We must first notice that there will be fewer cavalry soldiers in the future, and that people always talk as if the new armaments, the railways, the telegraphs, the balloons, & c., had not altogether changed the importance of the sword and of the lance. But here the problem is how to form cavalry soldiers in three months. Let us see how the Swiss solve the problem.
When the young cavalry soldier goes home after his time he takes his horse with him, after paying the State half the price. For £10 he has an. excellent trained horse, four or five years old; he can use him in his business, but he must keep the animal in good condition. This is assured by inspection, and also every time the man is called he must bring his horse. After his first training a cavalry soldier must attend drills ten days a year for ten years. Each year he gets back a tenth of the price he paid for the horse, and at the end he has the horse for nothing. So that, after paying down half the price once which he gets back, he has, in addition, the horse. He is allowed to borrow the money, so that poor men can enter the cavalry. Thus a farmer may buy a horse for his coachman or for one of his labourers.

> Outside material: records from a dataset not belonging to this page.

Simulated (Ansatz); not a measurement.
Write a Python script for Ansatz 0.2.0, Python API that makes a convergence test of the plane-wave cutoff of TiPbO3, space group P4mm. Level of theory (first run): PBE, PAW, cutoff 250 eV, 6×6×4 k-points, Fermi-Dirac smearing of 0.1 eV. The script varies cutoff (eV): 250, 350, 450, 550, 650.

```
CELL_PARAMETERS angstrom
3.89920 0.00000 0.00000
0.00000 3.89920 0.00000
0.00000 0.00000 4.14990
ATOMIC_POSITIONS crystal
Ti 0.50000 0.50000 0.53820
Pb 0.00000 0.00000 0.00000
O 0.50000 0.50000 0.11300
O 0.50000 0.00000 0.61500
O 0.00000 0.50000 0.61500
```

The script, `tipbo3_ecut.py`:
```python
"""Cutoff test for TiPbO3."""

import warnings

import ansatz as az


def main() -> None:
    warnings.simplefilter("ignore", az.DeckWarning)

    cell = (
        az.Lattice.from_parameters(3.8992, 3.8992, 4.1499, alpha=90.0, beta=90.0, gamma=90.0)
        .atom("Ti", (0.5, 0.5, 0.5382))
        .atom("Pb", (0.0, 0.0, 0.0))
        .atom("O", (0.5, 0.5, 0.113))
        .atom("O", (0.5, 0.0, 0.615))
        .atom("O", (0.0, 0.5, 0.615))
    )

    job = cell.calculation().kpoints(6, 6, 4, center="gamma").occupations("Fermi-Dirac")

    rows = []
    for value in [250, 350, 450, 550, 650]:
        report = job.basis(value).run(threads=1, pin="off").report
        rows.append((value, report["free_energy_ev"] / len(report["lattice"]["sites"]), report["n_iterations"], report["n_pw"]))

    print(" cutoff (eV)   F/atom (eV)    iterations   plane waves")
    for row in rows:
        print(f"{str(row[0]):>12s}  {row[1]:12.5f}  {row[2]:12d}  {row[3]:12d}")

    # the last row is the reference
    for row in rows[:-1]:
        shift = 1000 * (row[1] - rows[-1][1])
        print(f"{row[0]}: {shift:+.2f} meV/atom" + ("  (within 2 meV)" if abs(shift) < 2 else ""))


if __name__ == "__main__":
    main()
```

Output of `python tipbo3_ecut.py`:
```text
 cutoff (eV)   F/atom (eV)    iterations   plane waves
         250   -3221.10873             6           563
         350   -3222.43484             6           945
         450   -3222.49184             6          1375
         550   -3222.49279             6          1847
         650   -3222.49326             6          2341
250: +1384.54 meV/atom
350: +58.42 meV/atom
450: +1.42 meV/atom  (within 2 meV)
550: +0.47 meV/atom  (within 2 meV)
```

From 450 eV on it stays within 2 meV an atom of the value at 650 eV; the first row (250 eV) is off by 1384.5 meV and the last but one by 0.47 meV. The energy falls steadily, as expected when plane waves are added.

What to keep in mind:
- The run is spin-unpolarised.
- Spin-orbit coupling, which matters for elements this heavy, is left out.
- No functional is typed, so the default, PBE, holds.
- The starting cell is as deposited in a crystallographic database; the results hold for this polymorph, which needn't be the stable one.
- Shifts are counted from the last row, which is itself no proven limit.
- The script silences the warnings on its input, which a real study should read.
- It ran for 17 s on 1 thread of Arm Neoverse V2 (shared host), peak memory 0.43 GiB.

It would take too long to go into the question as to how cases in which the horses become unfit for service are dealt with. I have only wished to show how the Swiss have succeeded in forming their cavalry, although they are not a nation of born horsemen, like the Cossacks or the Boers. This method has given two great advantages to the Swiss cavalry. If it is true the soldier cannot do fancy drill like our soldiers, yet he knows his horse well, even if the animal has a temper, and he can always master him. Then the cavalry can be mobilised at once: the man arrives on horseback ready armed and ready equipped, and is ready to start at once. If anyone without prejudice will look at this question, he will admit that the Swiss can form good soldiers in a very short time. To do this it is only necessary to specialise the men, not to make them lose their time by parades, by barrack drill, or by acting as a police, or in many ways which have nothing military in them.
They must also be prepared from childhood to receive later on military instruction. Gymnastics must be taught just as reading is now. The children must not be made into acrobats, but their limbs must be made more flexible and their physical health improved: they should also be taught to march, and know how to handle a gun and to shoot. They must also be taught their rights and duties as citizens. It is said that citizen armies are opposed to the military spirit. If the military spirit is opposed to the civic spirit it ought not to exist. There are not two rights, a military and a civic right, but only one – civic right, which implies certain duties in time of peace and. certain others in time of war. Instead of saying that our soldiers should have the military spirit one must say that our citizens must have the civic spirit under its double form, civic and military. Now this civic spirit must be taught in the family and in the school. If the nation cannot teach it, then it is not fit to govern itself: it is not a democracy, and each citizen must know his duties to the State, and he will not learn them in the barracks. He should be taught them at home, and that is why it is right that women should have sound views on politics and morals.
It was not in barracks that the Americans of the War of Independence, the soldiers of the French Revolution, the Landwehr of 1813, the Yankees, the Garibaldians, the Mobiles in 1870, the Cubans, the Philippines, or the Boers learnt how to fight, and if these men had been trained they would have fought better still.
The question of the need of the military spirit is not, then, an argument against a citizen army.
One of the questions which often troubles those who are in favour of a citizen army is how to provide a sufficient number of officers. Militarism is a business which must be learnt just as any other business, and though, many officers of the reserve and of the territorial army are able, yet it would be imprudent to trust them entirely with the destinies of the fatherland.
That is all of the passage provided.